Cowboy Bebop Netflix cancelation could doom future anime adaptations
With Netflix canceling its ambitious Cowboy Bebop adaptation, years of overthinking suddenly mean nothing. Can we even keep doing this?
It wasn’t for a lack of trying.
On Thursday, Netflix announced the cancellation of its expensive and ambitious series Cowboy Bebop, a live action adaptation of the influential Japanese anime. As The Hollywood Reporter observed, the ax fell just three weeks after the show premiered.
The relentless promotion by Netflix leading up to its premiere, only for its swift cancellation weeks later, raises an exhausting question: What was all this for?
Netflix is in a perpetual and desperate search for original productions to beef up its content catalogue. Unlike streamers that rely on an existing library, like Paramount+ or WarnerMedia, Netflix is limber enough to license, adapt, and acquire. And because it’s more financially sound to adapt IP with an existing audience than try something new (at least if you ignore successful gambles like Stranger Things and Squid Game), Netflix found its way to Cowboy Bebop, an anime beloved in part because of how contained it was as a 26-episode serial rather than an absurd 900 chapter saga.
But Netflix opened a lot of wounds in pop culture fandom. Anime fans are fatigued at limp adaptations of Japanese anime by Hollywood producers, because for decades American creatives have demonstrated a woeful misunderstanding of the cultural themes that make these stories special. Ungainly attempts at an American remake of the 1988 sci-fi classic Akira have tried to set the story in New York City, despite Akira fundamentally being about Japan’s 20th century existential crisis, as evidenced by its depictions of civil unrest, rampant bōsōzoku gangs, and predominant nuclear imagery.

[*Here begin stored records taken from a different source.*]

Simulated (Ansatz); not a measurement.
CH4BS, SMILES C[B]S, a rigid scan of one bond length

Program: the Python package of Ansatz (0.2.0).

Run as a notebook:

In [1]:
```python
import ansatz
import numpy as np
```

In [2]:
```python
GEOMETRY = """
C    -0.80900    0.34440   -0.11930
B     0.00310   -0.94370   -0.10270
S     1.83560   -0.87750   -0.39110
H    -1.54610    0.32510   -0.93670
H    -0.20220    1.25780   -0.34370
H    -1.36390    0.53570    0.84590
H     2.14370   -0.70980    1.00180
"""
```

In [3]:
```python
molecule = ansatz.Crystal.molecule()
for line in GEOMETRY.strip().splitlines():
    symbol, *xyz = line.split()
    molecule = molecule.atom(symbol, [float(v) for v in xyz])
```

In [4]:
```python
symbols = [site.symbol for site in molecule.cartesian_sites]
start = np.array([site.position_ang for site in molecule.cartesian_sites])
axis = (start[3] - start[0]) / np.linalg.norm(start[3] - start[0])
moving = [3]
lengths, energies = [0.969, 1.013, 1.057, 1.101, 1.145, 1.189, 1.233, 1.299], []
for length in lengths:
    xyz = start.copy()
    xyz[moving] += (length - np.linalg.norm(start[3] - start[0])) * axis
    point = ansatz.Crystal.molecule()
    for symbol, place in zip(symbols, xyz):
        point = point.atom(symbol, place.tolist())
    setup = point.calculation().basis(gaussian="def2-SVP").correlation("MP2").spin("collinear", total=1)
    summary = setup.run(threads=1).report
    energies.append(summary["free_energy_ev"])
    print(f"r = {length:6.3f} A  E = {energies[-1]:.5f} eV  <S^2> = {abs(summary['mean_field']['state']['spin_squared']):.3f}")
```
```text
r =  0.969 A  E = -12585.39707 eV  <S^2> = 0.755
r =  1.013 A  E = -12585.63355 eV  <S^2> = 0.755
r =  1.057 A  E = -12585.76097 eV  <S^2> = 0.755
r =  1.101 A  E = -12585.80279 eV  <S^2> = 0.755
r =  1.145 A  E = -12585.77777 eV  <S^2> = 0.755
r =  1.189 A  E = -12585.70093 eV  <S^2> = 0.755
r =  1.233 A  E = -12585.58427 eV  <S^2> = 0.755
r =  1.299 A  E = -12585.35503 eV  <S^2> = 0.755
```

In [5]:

Although most Hollywood adaptations of anime often exhibit laborious visual devotion to these stories — as in the Scarlett Johansson-led Ghost in the Shell from 2017, which contained several shot-for-shot mimicries of the 1995 anime film — these still fail to adapt to a new medium. Cowboy Bebop is both the best and most recent example. In spite of the show’s obvious efforts to be the anime, the actual filmmaking failed to be as lively, energetic, and rhythmic as it is in animation. It was like watching a faded photocopy.
Casting further divided fandom. In the lead role of bounty hunter Spike Spiegel was John Cho, the Korean-American actor whose success in Hollywood has come to represent something bigger than himself. There was also Mustafa Shakir, whose Bushmaster in Luke Cage was a revelation, as pilot Jet Black, and Daniella Pineda, an exciting new talent whose Faye Valentine called for spunk and sultriness.
Though recognized by the mainstream for his work in the raunchy Harold & Kumar films and the reboot Star Trek trilogy, Cho has been unable to crack Hollywood’s bamboo ceiling. He hasn’t become a proper Hollywood star, despite all his qualifications as a leading male actor. But Cho’s involvement in the Netflix series felt subversive. Because most anime adaptations cast white actors as its leads, Cho’s role as Spike — whose race is unspecified in the anime — felt declarative of something resembling a point. And for Cho, the series was shaping up to be the vehicle to finally take Cho to the stars.
But could it actually? There’s a semi-recent phenomenon in cultural commentary known as “representation sweats.” Now that acknowledging identity has become part of still systemically-white movies and TV shows, audiences of color “sweat” over projects featuring ethnic minorities, especially whether these projects are actually worth attention. Because of the supply-and-demand machinations that run Hollywood, there’s always a fear that projects like Cowboy Bebop will “fail” and end the potential of other diverse casts. If it looks like there’s no demand, Hollywood will scuttle the supply.
With its diverse ensemble led by the appealing John Cho, Bebop epitomized representation sweats. Because of its high profile as an adaptation of a classic on a major streamer, its performance on Netflix’s platform can and will determine if more projects like it are made. It’s all the more maddening that Netflix refuses to disclose anything about its viewing numbers, so decisions to renew or cancel shows is purely open to speculation.
As of now, Cowboy Bebop’s worth to Netflix is clear. Netflix is still interested in anime (it’s got a live adaptation of One Piece in development), and it doesn’t seem like anyone’s career has ended overnight. Certainly not John Cho’s, as he has more work in varying stages of production. Folks can sweat a little less about that. But for all this tireless discourse, from the futility of American anime adaptations to the “rep sweats” its cast presented, what was the point of all this if Netflix wasn’t committed to it?
In my review, I wrote that Cowboy Bebop was a dud that didn’t capture the same spirit as its more compelling source material. But I still rooted for it. I want the people behind it to have the space and resources to try again. Cowboy Bebop had an enviably charismatic ensemble who only needed better material to work with. That the second season promised to venture into new territory the anime didn’t seemed promising. The show could stand on its own rather than dwell in the shadows of something better.
If there’s one drawback to the streaming age, it’s impatience. Streamers want new shows to come out with late-era Game of Thrones buzz, which fails to recognize that it took years for Game of Thrones to achieve a high profile. This isn’t to say Cowboy Bebop deserved eight seasons, but it’s not unheard of for television shows to reiterate and retool over time. Netflix didn’t get Cowboy Bebop right on their first take, but imagine if they had the time, space, and money to try for a second. But with the baggage of anime adaptations and the costly risk to diverse representation in the marketplace, is it even worth continuing to try in the first place?
Cowboy Bebop is streaming now on Netflix.